In 1974, Gerald Popek and Robert Goldberg published a paper, “Formal Requirements for Virtualizable Third Generation Architectures”, giving a set of characteristics for correct full-machine virtualisation.
Today, these characteristics remain very useful. Computer architects will informally cite this paper when debating Instruction Set Architecture (ISA) developments, with arguments like “but that’s not Popek & Goldberg-compliant!”
In this post I’m looking at one aspect of computer architecture evolution since 1974, and observing how RISC-style atomic operations provide some potential virtualisation gotchas for both programmers and architects.
Principles of virtualisation
First, some virtualisation context, because it’s fun!
A key P&G requirement is that of equivalence: it’s reasonable to expect software running under virtualisation to have the same behaviour as running it bare-metal! This property is otherwise known as correctness. :-)
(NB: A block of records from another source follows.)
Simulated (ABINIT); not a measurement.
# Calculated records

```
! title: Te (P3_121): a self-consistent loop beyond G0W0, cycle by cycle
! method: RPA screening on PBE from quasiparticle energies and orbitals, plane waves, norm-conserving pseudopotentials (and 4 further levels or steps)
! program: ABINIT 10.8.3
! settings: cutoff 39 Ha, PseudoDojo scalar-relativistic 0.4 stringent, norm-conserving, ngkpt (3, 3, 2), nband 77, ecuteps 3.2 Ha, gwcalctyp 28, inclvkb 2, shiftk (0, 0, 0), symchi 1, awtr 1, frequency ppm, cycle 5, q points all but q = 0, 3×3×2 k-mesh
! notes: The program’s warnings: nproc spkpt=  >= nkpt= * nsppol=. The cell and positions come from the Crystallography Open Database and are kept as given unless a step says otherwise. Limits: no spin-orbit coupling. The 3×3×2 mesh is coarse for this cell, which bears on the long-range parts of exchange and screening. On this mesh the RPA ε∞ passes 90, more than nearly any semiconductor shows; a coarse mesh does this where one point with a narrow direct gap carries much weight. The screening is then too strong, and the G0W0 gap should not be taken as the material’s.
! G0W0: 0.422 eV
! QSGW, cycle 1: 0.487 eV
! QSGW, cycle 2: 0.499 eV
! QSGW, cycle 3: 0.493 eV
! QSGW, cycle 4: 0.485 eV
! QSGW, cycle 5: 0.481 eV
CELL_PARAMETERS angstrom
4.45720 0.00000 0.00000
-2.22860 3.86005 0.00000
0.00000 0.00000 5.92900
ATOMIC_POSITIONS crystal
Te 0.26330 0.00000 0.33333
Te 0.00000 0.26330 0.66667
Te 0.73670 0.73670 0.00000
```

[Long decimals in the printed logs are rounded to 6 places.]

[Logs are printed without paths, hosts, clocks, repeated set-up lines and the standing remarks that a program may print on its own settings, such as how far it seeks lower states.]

P&G classify instructions as being sensitive if they behave differently when running at a lower privilege level (i.e. the program can detect that it is being run in a different manner). An ISA is said to be classically virtualisable if:
- Sensitive instructions are privileged, and
- Privileged instructions executed at a lower privilege level can be trapped to a higher level of privilege.
For a classically-virtualisable system, perfect equivalence can then be achieved by running software at a lower than usual level of privilege, trapping all privileged/sensitive instructions, and emulating their behaviour in a VMM. That is, if the design of the ISA ensures that all “sensitive” instructions can be trapped, it’s possible to ensure the logical execution of the software cannot be different to running bare-metal.
This virtualisation technique is called “privilege compression”.
Note: This applies recursively, running OS-level software with user privilege, or hypervisor-level software at OS/user privilege. Popek & Goldberg formalise this too, giving properties required for correct nested virtualisation.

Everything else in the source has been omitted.